Not a great time for us guys

Garrison Keillor

December 29, 1992|By Garrison Keillor

THIS was not a great year for guys. Once again, our gende put up all the major candidates for president and suffered all the contempt and derision -- any year you have Ross Perot, Dan Quayle and George Bush honking in public, manhood's negatives are bound to rise -- whereas women, choosing to hang on the sidelines and cluck, managed to seem high-minded and discriminated against at the same time, a neat trick.

Now that the best man has won and is talking in whole sentences and saying dignified things, some of us hope that the gender will recover. I for one say, Hum babe, c'mon babe, way to go, babe, and hope that Bill turns out to be a Great Guy and a Great Man. We need one, babe.

Guys are in trouble. Manhood, once an opportunity for achievement, now seems like a problem to be overcome. Plato, St. Francis, Leonardo da Vinci, Vince Lombardi -- you don't find guys of that caliber today. What you find is terrible gender anxiety, guys trying to be Mr. Right, the man who can bake a cherry pie, go shoot skeet, come back, toss a salad, converse easily about intimate matters, cry if need be, laugh, hug, be vulnerable, perform passionately that night and the next day go off and lift them bales onto that barge and tote it.

Being perfect is a terrible way to spend your life, and guys are not equipped for it anyway. It is like a bear riding a bicycle: He can be trained to do it for short periods but he would rather be in the woods doing what bears do there.

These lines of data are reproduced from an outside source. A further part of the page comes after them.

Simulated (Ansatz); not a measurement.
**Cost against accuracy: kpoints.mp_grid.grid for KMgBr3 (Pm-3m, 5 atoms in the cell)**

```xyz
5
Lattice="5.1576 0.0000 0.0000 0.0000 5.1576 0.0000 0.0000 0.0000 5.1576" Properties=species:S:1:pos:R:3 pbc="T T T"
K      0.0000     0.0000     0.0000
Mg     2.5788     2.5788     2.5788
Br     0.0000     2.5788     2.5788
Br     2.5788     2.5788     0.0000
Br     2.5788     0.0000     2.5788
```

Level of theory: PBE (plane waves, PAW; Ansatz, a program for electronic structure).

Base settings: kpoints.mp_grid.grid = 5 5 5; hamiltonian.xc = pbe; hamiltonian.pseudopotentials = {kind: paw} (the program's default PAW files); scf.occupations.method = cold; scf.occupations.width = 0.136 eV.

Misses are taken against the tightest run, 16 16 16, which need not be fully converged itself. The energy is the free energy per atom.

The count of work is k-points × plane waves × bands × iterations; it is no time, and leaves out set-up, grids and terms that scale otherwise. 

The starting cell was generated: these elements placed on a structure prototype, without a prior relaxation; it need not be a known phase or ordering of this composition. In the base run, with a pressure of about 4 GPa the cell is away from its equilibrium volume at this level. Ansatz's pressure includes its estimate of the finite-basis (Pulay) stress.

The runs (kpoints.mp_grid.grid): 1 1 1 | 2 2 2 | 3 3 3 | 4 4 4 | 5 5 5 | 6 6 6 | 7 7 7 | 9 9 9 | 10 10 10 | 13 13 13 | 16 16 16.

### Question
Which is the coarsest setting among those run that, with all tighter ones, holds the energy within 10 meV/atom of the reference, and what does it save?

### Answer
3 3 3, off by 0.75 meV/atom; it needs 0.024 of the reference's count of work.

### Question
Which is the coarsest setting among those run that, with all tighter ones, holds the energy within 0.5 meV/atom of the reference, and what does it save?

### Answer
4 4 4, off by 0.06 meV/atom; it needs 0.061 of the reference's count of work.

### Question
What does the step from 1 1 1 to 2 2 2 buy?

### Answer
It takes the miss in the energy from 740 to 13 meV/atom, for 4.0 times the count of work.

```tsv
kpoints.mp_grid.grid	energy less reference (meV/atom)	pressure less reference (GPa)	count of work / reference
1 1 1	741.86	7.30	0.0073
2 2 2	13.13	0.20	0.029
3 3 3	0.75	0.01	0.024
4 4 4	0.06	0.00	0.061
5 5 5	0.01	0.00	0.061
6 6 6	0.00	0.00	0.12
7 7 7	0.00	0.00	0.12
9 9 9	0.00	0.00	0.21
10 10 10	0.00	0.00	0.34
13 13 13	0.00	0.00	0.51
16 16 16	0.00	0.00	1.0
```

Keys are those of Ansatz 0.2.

Girls had it better from the beginning. Boys can run around fighting wars for made-up reasons with toy guns going kksshh-kksshh and arguing about who was dead, while girls play in the house with their dolls, creating complex family groups and solving problems through negotiation and role-playing. Which gender is better equipped, on the whole, to live an adult life, would you guess?

Adolescence hits boys harder than it does girls; don't kid yourself. Girls bleed a little and their breasts pop out -- big deal! -- but adolescence hits a guy like a bad drug experience. You are crazed with madness. Your body is filled with chemicals of rage and despair. You pound, you shriek, you batter your head against the trees. You come away terribly wounded. Life is unknowable.

Women know about life and about how to get along with others, and are sensitive to beauty, and can yell louder. They know all about guys, having been exposed to guy life since forever, and guys know nothing about girls except that they want one desperately. Which gender is better equipped to manipulate the other?

Men adore women. Women look at men and chuckle. That's because women are the makers of life, and we aren't. We will never be able to carry life within our bodies, never be able to breast feed. We get more than our share of loot and we are, God knows, handsome devils and irresistible in many ways, and yet our role in procreation basically is to get crazy and howl and spray our seed in all directions.

So we guys carry the seeds of adolescence in our bodies all our lives. We go along being cool, hearty, good-humored, wily, dashing, winsome, saying incredibly witty things, shooting baskets, the breeze, the moon, and then one day we wake up middle-aged and full of loneliness, our life seems like one long wasted afternoon and we go do something spectacularly dumb, like run off with Amber the cocktail waitress, and suddenly all the women in our life look at us with disgust.

Men need women to tell the truth to. It is a main feature of sexual life where guys are concerned. Because guys don't talk to each other. Never tell a fellow guy you feel bad. It will embarrass him and he won't speak to you for months.

Face it, from Thomas Jefferson to George Bush was a long way down, and when I wondered which of those two am I more like, it wasn't the one with the pigtail. I need you to get in and throw strikes, babes. This is what I would have said in the inaugural poem if you had chosen me to write it:

Tired of wimps and gonzo brutes

And the anxious murmurs of the suits

Tired of feeling low-grade, low-rent

Make us proud, Mr. President.

Garrison Keillor is host of "American Radio Company."